Question

Water flows through a horizontal pipe of varying area of cross section at the rate of 15 cubic metre per minute. Find the radius of pipe when water velocity is 3 $m{s^{ - 1}}$.

Answer 1

Convert the rate of flow of water in SI units, then use the relation between volume of water flowing per second R, area of cross section of the pipe A, and the velocity of fluid (here, water) flowing inside the pipe, v.

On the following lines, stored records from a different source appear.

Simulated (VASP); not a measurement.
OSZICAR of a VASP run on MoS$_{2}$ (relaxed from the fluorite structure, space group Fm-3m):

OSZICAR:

Complete Step by Step Answer:
We are given the rate of flow of water, R = 15 ${m^3}/\min$.
Converting into SI units we get,
$R = \dfrac{{15}}{{60}} = 0.25{m^3}/\sec$
As we know, $R = A$ where R=volume of water flow per second, A=area of cross section and v=velocity of water. Using the relation,
$\Rightarrow A = \dfrac{R}{v}$
$\Rightarrow A = \dfrac{{0.25{m^3}/\sec }}{{3m/\sec }}$
$\Rightarrow A = \dfrac{1}{{12}}{m^2}$
We get, the area of the cross section where the velocity of water is 3 $m{s^{ - 1}}$ will be $\dfrac{1}{{12}}{m^2}$.
Now we use the relation $A = \pi {r^2}$ , where A is the area of the cross section of pipe, and r is the radius of the pipe.
Rearranging the above equation and substituting the values,
$\Rightarrow r = \sqrt {\dfrac{A}{\pi }}$
$\Rightarrow r = \sqrt {\dfrac{1}{{12 \times \pi }}}$
$\Rightarrow r = 0.162m$
$\Rightarrow r = 16.2cm$

Note: Remember to always change all given values into SI Units, prior to solving the question.